The Cringe

A black pedal with The Cringe written in green writing and silver knobs labeled Mix, Vol, Cut, Moar

Yikes

You don’t just introduce yourself to someone you’ve met before: you realize it 80% of the way into doing it and try to back out of it with an elaborate series of excuses, crude lies, and a stammering breakdown of grammatical syntax.

You “replied all” on that work email, and no amount setting your computer on fire or crawling under your desk seems to unsend it.

You’re trying to go to sleep and your brain reminds you of that time that you said something dumb when you were eleven years old, which causes an organ in your chest to squish out a double shot of the shame hormone, you reenact Pee Wee Herman’s death scene in Buffy, and you wonder how you can rewind your entire life and fix it.

You claim that a pedal you designed is completely original.

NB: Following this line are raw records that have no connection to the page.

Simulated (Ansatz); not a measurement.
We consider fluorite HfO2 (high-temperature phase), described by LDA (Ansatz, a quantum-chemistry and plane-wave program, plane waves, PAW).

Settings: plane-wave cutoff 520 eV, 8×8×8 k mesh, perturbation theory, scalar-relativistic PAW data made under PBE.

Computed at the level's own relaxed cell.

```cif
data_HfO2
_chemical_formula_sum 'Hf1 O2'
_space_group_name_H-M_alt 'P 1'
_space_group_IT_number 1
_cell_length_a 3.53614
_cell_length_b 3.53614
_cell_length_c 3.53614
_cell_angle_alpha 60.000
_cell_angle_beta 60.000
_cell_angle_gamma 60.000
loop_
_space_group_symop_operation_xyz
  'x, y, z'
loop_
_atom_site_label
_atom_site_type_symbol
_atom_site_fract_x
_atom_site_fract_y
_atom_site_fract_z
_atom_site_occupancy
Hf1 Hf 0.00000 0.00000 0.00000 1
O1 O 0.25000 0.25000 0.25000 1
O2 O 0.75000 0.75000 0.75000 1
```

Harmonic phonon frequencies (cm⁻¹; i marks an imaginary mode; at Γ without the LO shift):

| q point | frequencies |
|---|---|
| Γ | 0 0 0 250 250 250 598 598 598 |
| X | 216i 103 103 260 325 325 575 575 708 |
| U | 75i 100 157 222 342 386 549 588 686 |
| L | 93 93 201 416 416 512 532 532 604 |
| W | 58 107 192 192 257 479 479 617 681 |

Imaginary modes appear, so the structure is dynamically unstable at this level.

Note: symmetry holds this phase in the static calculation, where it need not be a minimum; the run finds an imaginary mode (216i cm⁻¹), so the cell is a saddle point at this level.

These are examples of what the children would call “cringe,” as an adjective, since language is entropic. The Cringe pedal is similarly a mess, but makes up for it in volume.

Details

It seems like a bunch of newer guitar pedals are really a couple long-established pedal designs stuck together. Like JHS recently put out a pedal with Electro-Harmonix called the Lizard Queen. In almost the time it took for it to sell out, the pedal nerdiverse had already identified it as Bazz Fuss (a classic DIY fuzz circuit, made of like five parts) and a Pushme Pullyou (an octave up designed by Tim Escobedo). There are some tweaks and part substitutions, but the general topology of those circuits is there. Similarly, the Earthquaker Devices Life Pedal is basically a Green Ringer (a Dan Armstrong octave/quasi-ring mod) into a Rat (classic Pro-Co distortion) with a clean boost. I’m not disparaging the practice—there’s barely anything new in analog pedals, and as long as they’re not going to great lengths to obfuscate it, it doesn’t bother me. In fact, I can do it too:

A family tree of pedals showing how The Cringe borrows from both the Lizard Queen and Life Pedal

The Cringe is basically a Bazz Fuss into a Green Ringer. The Bazz Fuss part has a Darlington transistor for max chaos and is contained (to the extent to which it can be contained) within a blender so that it can mixed with the clean signal. It also has a variable bass cut on the input, lifted from dylan159’s Pinched Face, which makes it sound a little more like a distortion than a wide-open fuzz. The octave section is the Doujin, a collaborative work of the Audio Electronics DIY community, which is an updated Green Ringer plus a bonus fuzz control (which I accidentally named “Moar,” hoping to come up with a better but equally brief label later).

Vital Stats

Weirdly Interactive Controls
“A Handful”
Completely Original
Shame
Adrenal

Sound

There’s a lot going on. The blend control goes from clean to completely-Bazz, so there’s a lot of control on how much fuzz is being fed into the Doujin. The Doujin also has its own fuzz of a slightly different flavor, and they can be mixed to taste. The bass cut is great. I didn’t realize the full potential of it when I was breadboarding and testing it on an amp with a 3″ speaker, but on a real amp, it completely changes the character of the fuzz. I kind of wish that I had put it more upstream in the circuit so that it could affect both halves of the effect. As-built, it’s only on the Bazz Fuss, so if that’s bypassed via the mix knob, the cut doesn’t do anything. In fact, both sources of fuzz can be bypassed to get it back to a classic Green Ringer sound. In my limited time with it, I find myself turning knobs completely one way or the other far more often than with other pedals.

The following sample is in four parts, all of which are Emomaster > The Cringe > Fender Deluxe:

  • Part 1: A few notes with the effect disengaged, then immediately into just the ringer effect with the fuzz turned off. There are some individual notes, which get an octave up sound, then some power chords (with no changes to the pedal) that sound far more messy/distorted/almost ring modded.
  • Part 2: The “Moar” knob turned up, adding the fuzz from the Doujin circuit.
  • Part 3: Bazz Fuss engaged, about half way on the blend knob (although the Bass Fuss dominates the mix in general when it’s on at all), with the cut knob all the way up (or down? It sounds all backwards to talk about it, like how high pass filters cut lows, but it’s set the most Fuzz Face-y way).
  • Part 4: Same as Part 4 but with the cut knob all the way down (or at least the opposite of Part 3; the more “distortion-y” way). I’m not sure how obvious it is in this sketchy recording, but it real life, the cut knob makes the effect noticeably smoother, despite the fact that the octave up can’t be turned off and is inherently a bit fizzy.

Or this.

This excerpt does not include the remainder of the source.